Text: Elena Solominski
Photo: Elena Solominski

In our time when traditional religious spots are often quite far from an art lover’s media landscape, the name of Jesuit Father Friedhelm Mennekes, the priest at St Peter's Church in Cologne, comes unusually well-known. Christian Boltanski, Francis Bacon, Barbara Kruger, Vadim Zakharov are just a few artists from the long list of those who had their exhibitions in St Peter’s. His parish is not a museum or a gallery, but a Kunststation, the Station of Arts where the personality of an artist heads to as high as the point of Absolute. In an interview to DE I Friedhelm Mennekes speaks of his interaction with art world in a quest for the contact with human soul through uncensored interaction of Kunst und Kirche.

I used to study politics, and I found that politics does not answer a lot of questions of modern life. I happened to find these answers in religion and I wanted to convey them onto other people. Once I understood that the means of expression of these answers can be art. So some thirty years ago I started to organize exhibitions so that to develop such a viewpoint that would enable art to answer the questions that come with modern politics, philosophy, and, of course, religion. Since then, I feel at home in many Academies of Fine Arts throughout the whole world, be it Berlin, New York, or London.

From the late 19th century, it was the arts that answered many of the existential questions, and, at the same time, contributed to the progress, not just the progress of philosophy, but also of society and technology. But in the second half of the 20th century, the Church distanced itself from the Art. This was connected with the understanding of art as the servant of the Church. This is how Church has arrived to the present state where it preserved only the samples of dead art, while everything modern and alive practically separated from God.

I am more of an intermediary than a gallerist. I am very far from art as business. My goal is to create such a space where artists, regardless of their relation with religion, can have equal chances to show their works. In this sense, I carry out the duty of organizer of exhibitions in a sacral space. This is how I search for the new ways of art promotion, and the new ways of religious connection.

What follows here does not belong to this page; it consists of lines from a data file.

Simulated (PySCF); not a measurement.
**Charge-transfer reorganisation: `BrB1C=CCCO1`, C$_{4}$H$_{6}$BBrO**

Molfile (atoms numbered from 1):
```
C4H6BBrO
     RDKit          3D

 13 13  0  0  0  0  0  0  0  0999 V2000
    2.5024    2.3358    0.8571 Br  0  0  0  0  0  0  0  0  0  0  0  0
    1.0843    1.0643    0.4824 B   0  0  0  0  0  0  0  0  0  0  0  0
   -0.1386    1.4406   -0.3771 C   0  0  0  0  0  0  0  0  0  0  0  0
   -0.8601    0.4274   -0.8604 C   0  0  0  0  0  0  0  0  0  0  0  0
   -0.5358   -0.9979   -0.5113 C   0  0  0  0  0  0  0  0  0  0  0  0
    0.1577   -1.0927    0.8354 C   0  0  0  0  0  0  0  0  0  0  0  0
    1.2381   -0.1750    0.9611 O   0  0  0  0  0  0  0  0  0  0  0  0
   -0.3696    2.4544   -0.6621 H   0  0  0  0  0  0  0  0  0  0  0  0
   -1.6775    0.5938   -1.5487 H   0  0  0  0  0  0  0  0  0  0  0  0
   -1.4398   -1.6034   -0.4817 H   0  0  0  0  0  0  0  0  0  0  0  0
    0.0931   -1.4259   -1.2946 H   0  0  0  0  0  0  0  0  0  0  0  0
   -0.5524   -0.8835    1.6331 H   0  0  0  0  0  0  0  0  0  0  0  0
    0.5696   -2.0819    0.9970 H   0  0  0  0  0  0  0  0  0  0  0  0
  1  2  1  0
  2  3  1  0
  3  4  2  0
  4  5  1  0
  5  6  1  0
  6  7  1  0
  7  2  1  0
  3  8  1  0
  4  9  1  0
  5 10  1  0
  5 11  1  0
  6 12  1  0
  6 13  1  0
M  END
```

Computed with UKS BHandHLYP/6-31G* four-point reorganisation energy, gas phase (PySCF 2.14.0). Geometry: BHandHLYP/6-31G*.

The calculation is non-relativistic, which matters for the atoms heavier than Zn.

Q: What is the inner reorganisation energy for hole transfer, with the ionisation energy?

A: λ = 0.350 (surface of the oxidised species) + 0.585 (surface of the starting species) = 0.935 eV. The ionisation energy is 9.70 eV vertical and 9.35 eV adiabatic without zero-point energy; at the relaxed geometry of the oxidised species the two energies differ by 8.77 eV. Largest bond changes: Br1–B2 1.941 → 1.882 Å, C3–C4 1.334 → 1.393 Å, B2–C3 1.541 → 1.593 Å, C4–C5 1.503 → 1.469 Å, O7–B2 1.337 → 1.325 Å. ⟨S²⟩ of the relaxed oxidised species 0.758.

A person cannot say “I believe” without the Bible. But he should confess to himself, “I have doubts!” It is through doubts that understanding and faith come, that freedom of views and recognition of the views of the others come. Modern religion should learn to understand its own doubts. These permanent doubts are resolved in the dialogue with the Art.

The influence of the modern mass media environment leads to mass deception and the victory of stereotypical thinking. On the contrary, the Church and the Art in the variety of their forms of cooperation, provide a human being with the individual way of understanding the Universe. This opinion is not universally shared, and this is why churches are overfilled with stupid illustrative old art.

Art is always communication: With the art object, with yourself when you contemplate it and when you contact other people. All of these may give a start to further development of new artworks.

Once we were preparing an exhibition of a graphic artist and there was a picture of a masturbating woman. So what? Let the one who does not know anything about masturbation throw the stone at me. However, to exhibit this in a church is different. I had to say to myself, “I am not going to be a censor. This is the Art.” And after two days, the artist himself decided to remove this picture from the display.

Another artist offered a picture showing the crucifixion of a naked man. And I decided to place it in the confessional. To my surprise, he liked this decision a lot. Later I learned that he just wanted to test me, to see whether my faith includes art censorship. You see, between Art and Religion, there stands Freedom. And, this is the freedom of choice.

James Lee Byars requested for his project that I move the altar out of the church. This was too radical. But theologically, he was correct when he answered: “You do not need an altar, you are the altar yourself.”

The duty of the priest is to not let the destructive ideas into the mind of the believer. If we love our neighbor, we also love the alternatively thinking neighbor. The true art is holy and extraconfessional. I have developed very warm and friendly relationships with the artists of other faiths. This is where the religious unites with the humanitarian, and many artists for me are not parish but friends whose company gives me a great joy. And, both ways of perception, through religion and through art, are infinite.